We also expect to pay down debt and continue tracking toward our long-term leverage target of 2.5x net debt-to-EBITDA. And last, we're on track for the development of the Moss Landing battery storage project in California with an expected completion date in the fourth quarter of 2020.
We've articulated these uses of capital, and we are committed to achieving them, advancing our priorities by meeting our leverage target, growing our business through disciplined financial investments such as the Crius acquisition and the Moss Landing battery storage project and continuing to repurchase our stock at these low valuations.
Our meaningful free cash flow generation is supporting this diverse capital allocation plan. At an estimated 60% to 70% free cash flow conversion rate, we expect we will consistently have consistent capital to allocate in the years ahead.
In summary, we remain highly confident around the sound fundamentals and prospects for our business. We believe the recent stock price performance of the integrated energy companies is an overreaction to onetime summer dynamics in ERCOT and PJM, and what were prior to the FERC order concerns about a single-capacity auction.
These onetime dynamics are not fundamental drivers of our business. We will continue to focus on execution and long-term value creation while advancing our capital allocation plan, and we remain confident in the value of our company.
And with that, operator, we are now ready to open the line for questions.
[Operator Instructions] Your first question comes from the line of Greg Gordon from Evercore. Your line is open.

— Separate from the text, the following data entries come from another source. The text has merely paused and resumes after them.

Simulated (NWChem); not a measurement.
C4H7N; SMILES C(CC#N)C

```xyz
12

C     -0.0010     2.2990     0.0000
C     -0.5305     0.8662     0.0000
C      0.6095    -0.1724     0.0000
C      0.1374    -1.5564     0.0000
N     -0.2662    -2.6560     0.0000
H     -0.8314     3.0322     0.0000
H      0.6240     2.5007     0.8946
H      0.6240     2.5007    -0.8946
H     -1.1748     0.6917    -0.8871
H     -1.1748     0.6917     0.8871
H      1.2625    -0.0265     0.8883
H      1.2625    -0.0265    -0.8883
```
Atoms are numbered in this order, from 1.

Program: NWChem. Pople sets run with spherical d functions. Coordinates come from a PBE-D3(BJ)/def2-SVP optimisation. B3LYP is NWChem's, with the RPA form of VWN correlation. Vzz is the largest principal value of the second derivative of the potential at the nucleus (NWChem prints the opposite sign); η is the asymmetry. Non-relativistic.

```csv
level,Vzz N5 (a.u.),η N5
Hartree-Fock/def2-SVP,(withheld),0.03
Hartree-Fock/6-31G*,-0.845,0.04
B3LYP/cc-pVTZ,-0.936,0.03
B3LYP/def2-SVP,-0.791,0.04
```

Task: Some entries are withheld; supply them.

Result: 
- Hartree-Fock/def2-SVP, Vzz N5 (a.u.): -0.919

Thanks. Good morning, guys.
Hey, Greg.
A couple of questions. Looking at the upside that you guys laid out on Page 11, Curt, there is actually, from my perspective, a couple of things that actually aren't in there. I know that there's a lot of debate over what's going to happen in Illinois this fall in the veto session with regard to Exelon's and renewable energy consortiums potentially passing a bill.
But you also have a proposal in there that would allow you to replace some of your coal generation with renewables. That doesn't look like it's specifically in the build up here on your '21 potential upsides. Is that correct?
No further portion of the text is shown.